Algorithm 1 is the framework of our learning algorithm. Algorithm SOA [12] constructs the single-occurrence automaton (SOA) [7, 12] for the given finite sample S. Algorithm InfSore is described in Sect. 3.1, algorithm \({ ConsCFA}\) is given in Sect. 3.2, algorithm Counting is showed in [25], algorithm GenRCsore is presented in Sect. 3.4.

3.1 Inferring Standard Deterministic Regular Expression: SORE

The problem of learning SORE was solved by Bex et al. and Freydenberger et al. Bex et al. proposed the learning algorithm RWR [7] and its variants. Freydenberger et al. [12] proved the results of RWR with its variants are not descriptive of any given finite sample, and then presented the learning algorithm Soa2Sore [12]. However, the SORE learnt by Soa2Sore is descriptive of the language, which is the set of the strings accepted by the SOA that is built for the given finite sample [12]. Despite of that, we still can infer a SORE such that an RCsore, which is descriptive of the given finite sample, can be derived from the obtained SORE.
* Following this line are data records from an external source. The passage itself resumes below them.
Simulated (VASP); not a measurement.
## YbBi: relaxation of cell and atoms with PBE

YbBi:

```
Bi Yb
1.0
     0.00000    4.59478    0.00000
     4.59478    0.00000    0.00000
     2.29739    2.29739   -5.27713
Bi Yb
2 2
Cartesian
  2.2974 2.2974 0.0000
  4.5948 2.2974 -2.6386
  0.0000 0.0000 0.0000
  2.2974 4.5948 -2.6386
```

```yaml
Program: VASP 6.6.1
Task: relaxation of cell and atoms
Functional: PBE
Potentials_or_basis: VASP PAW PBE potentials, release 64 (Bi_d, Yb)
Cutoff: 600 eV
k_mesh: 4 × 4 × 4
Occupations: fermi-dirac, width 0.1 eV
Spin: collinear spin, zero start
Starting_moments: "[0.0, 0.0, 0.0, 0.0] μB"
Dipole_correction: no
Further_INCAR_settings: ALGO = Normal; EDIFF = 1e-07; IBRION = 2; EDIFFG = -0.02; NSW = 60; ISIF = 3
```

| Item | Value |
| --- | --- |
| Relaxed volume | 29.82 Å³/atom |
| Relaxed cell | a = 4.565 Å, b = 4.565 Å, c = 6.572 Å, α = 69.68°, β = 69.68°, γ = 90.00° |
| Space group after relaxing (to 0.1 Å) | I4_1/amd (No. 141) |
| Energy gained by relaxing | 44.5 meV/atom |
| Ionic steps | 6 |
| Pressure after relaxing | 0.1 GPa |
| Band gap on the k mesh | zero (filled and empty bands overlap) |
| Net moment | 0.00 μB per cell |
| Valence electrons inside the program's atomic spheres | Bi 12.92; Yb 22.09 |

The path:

Algorithm 2 learns a SORE from the given finite sample. First, a SORE is inferred by Soa2Sore. Then, the SORE is converted to a normal form (SORE). Theorem 1 demonstrates that the normal form is more approximate to the given finite sample than the SORE learnt by Soa2Sore.

In Algorithm 2, if the SORE \(r_0\) does not contain any one expression of the forms \(r_{f_1}\), \(r_{f_2}\) and \(r_{f_3}\) (which are specified in lines 4, 2 and 3, respectively), then InfSore directly outputs \(r_0\), i.e., \(r_s=r_0\). Note that, except for case (1) (in line 5), other cases are equivalent conversions for \(r_0\). The conversion in case (2) (in line 7) is mainly used to easily construct a CFA in the next section and track as many subexpressions as possible (which can be repeated) in a SORE. For processing \(r_0\) to a normal form \(r_s\), it takes \(\mathcal {O}(|r_0|)\) time. Let the built SOA in line 1 contain \(n_s\) nodes and \(t_s\) transitions. Soa2Sore takes \(\mathcal {O}(n_st_s)\) time to infer a SORE. Thus, the time complexity of algorithm InfSore is \(\mathcal {O}(n_st_s)\) (\(n_st_s\!>\!|r_0|\)).

Example 3

For sample \(S\!=\!\{a,acc,acbb,bab\}\), the result of algorithm Soa2Sore is \(r_0\!=\!((a(c^+)?)|b)^+\). Let the SORE \(r_s:=\)InfSore(SOA(S)), then the SORE \(r_s\!=\!((a(c^+)?)^+|b^+)^+\).

Theorem 1

For any given finite sample S, let \(r_0=Soa2Sore(SOA(S))\), and let \(r_s:=\)InfSore(SOA(S)), then \(\mathcal {L}(r_0)\supseteq \mathcal {L}(r_s)\supseteq S\).

According to Theorem 1, \(\mathcal {L}(r_s)\) is more approximate to the given finite sample than \(\mathcal {L}(r_0)\). Therefore, we can obtain a descriptive RCsore, which is extended from the expression of form \(r_s\).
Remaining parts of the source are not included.